Our neighbour had asked to move his private drive further onto his own property s
o his exit view would not be obscured by a house – refused. Safety? They don’t know the meaning of the word, they certainly don’t know what they want and as long as they make more paperwork they’re happy. ‘Usually, we can arrange things between ourselves’.
Not that it is any better in the Alps, Monsieur Dubois’ main home nowadays, where his attempt to set up a petrol station led to a Paris tribunal. I learn that service stations in the mountains have to be equipped to fuel rescue planes and helicopters, with the special fuel and safety regulations this necessitates. A neighbour’s appeal against the planned business led to requests for more and more detail, engineers’ reports and feasibility studies; ‘You are asked for twelve things and you always have eleven of them’.

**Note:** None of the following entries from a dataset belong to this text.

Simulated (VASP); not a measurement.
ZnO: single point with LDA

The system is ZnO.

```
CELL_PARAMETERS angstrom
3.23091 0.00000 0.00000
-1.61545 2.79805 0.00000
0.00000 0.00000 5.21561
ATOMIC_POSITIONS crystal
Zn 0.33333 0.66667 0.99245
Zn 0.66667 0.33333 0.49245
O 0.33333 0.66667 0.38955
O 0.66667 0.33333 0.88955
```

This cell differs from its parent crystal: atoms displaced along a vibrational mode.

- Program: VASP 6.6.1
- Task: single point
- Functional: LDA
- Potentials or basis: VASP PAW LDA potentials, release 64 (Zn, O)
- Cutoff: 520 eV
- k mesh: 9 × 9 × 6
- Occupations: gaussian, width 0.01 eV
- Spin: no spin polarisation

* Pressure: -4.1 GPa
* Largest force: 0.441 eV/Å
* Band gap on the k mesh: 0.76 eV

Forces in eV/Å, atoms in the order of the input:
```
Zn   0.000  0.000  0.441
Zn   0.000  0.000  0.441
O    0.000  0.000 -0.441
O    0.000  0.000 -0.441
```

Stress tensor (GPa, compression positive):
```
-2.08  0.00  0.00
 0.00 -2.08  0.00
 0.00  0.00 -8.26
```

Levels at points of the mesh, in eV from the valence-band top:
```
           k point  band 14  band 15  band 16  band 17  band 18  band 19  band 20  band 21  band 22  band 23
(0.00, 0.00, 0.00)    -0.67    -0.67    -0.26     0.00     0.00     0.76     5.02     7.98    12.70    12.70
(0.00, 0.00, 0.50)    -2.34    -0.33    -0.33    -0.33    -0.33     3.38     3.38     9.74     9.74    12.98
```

We must have done something right as Monsieur Dubois brings his wife to meet us. She peoples the house with the loved ghosts of her in-laws, who saw no need for central heating until in their eighties – and even then were found at Christmas by their son ‘not cold enough’ to switch the heating on; a couple who made wine and verveine liqueur in the days when there were indeed truffles to be found under the oaks; who produced honey from the beehives still up in the woods behind our house; who kept a donkey in the workshop, and a goat in the cellar; who remembered stories of the days when silkworms lived in our mulberry trees; and whose melons were the sweetest ever tasted (unlike their wine, which according to their grandson, was undrinkable).
I already know about the two dogs buried in my garden, one a much-loved fourteen-year-old, going blind and deaf, who strayed onto the main road, probably tracking a badger scent. It’s not a bad way to go, a dream of the chase and then – oblivion. I am comfortable with ghosts and graves – it wouldn’t be a home without them - and I feel they are comfortable with me.